Faculty Recruiting Support CICS

Incremental Non-Greedy Clustering at Scale

08 Jan
Friday, 01/08/2021 12:00pm to 2:00pm
Zoom Meeting
PhD Dissertation Proposal Defense
Speaker: Nicholas Monath

Zoom Meeting:  https://umass-amherst.zoom.us/j/94854311403

Meeting ID: 948 5431 1403

Abstract:

Clustering is the task of organizing data into meaningful groups. Modern clustering applications such as entity resolution put several demands on clustering algorithms: (1) scalability to massive numbers of points as well as clusters, (2) incremental additions and deletions of data, (3) support for any user-specified similarity functions. 

Hierarchical clustering is often desired because it represents multiple alternative clusters (e.g., at different granularities), providing for both fine-grained clusters as well as uncertainty in the presence of newly arriving data. Previous work on hierarchical clustering does not fully address all of these properties. Work on incremental hierarchical clustering often makes greedy, irrevocable clustering decisions that are regretted in the presence of future data. Work on scalable hierarchical clustering does not support incremental additions or deletions. These methods often make requirements on the similarity functions used and/or tend to over merge clusters resulting in less than desired accuracies. 

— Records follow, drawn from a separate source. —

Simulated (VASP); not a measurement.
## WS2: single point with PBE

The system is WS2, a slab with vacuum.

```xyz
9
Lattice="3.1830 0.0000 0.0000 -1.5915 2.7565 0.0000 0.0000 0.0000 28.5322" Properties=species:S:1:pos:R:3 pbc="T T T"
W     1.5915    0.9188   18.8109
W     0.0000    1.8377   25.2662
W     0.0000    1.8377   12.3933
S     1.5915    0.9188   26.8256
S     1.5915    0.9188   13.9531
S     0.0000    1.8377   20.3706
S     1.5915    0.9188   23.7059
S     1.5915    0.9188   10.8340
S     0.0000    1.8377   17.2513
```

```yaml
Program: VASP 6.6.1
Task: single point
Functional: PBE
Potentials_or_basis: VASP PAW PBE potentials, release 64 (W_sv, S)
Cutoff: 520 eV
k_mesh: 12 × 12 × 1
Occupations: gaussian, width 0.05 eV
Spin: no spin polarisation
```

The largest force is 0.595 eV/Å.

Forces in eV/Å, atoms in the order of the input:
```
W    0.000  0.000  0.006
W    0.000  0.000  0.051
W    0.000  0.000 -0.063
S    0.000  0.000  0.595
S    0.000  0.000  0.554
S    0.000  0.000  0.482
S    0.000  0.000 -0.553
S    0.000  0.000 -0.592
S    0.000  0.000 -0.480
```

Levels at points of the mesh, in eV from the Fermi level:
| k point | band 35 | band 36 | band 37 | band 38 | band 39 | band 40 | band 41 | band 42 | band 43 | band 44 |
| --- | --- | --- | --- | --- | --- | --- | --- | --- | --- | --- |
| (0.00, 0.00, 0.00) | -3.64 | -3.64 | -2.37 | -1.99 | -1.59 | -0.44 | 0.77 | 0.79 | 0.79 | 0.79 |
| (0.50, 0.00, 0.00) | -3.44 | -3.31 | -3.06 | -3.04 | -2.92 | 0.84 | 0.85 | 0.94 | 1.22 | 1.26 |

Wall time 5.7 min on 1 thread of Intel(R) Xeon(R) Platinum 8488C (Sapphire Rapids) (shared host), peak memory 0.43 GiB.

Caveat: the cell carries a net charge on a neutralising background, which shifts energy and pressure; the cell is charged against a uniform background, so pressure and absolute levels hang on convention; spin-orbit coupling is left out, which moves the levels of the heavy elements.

In this thesis, we present incremental and scalable methods for clustering to empirically satisfy the above criteria. A method would need to represent uncertainty and meaningful alternative clusterings, efficiently and effectively reconsider past decisions in the incremental case, and also use parallelism to scale to massive datasets in the batch setting. Our method, Grinch, handles incrementally arriving data, in a non-greedy fashion, by applying tree structure re-arrangements based on any specified similarity function to reconsider past decisions. To utilize parallel processing for scalability to massive datasets, our method, SCC, operates in a round-based bottom-up manner, making certain decisions independently in parallel within each level to achieve efficiency. Lastly, we generalize our hierarchical clustering approaches to DAG-structured ones, which can better represent uncertainty in clustering by representing overlapping (not necessarily nested) clusters. We introduce a parallelizable bottom-up method for DAG-structured clustering, Llama. In our proposed work, we extend SCC and Llama with incremental addition/deletion algorithms inspired by the re-arrangement operations in Grinch. For each of the proposed methods, we provide both a theoretical and empirical analysis. Empirically, our methods achieve state-of-the-art results on the largest clustering benchmarks in both the batch and the incremental setting (including adversarial data orderings). 

Advisor: Andrew McCallum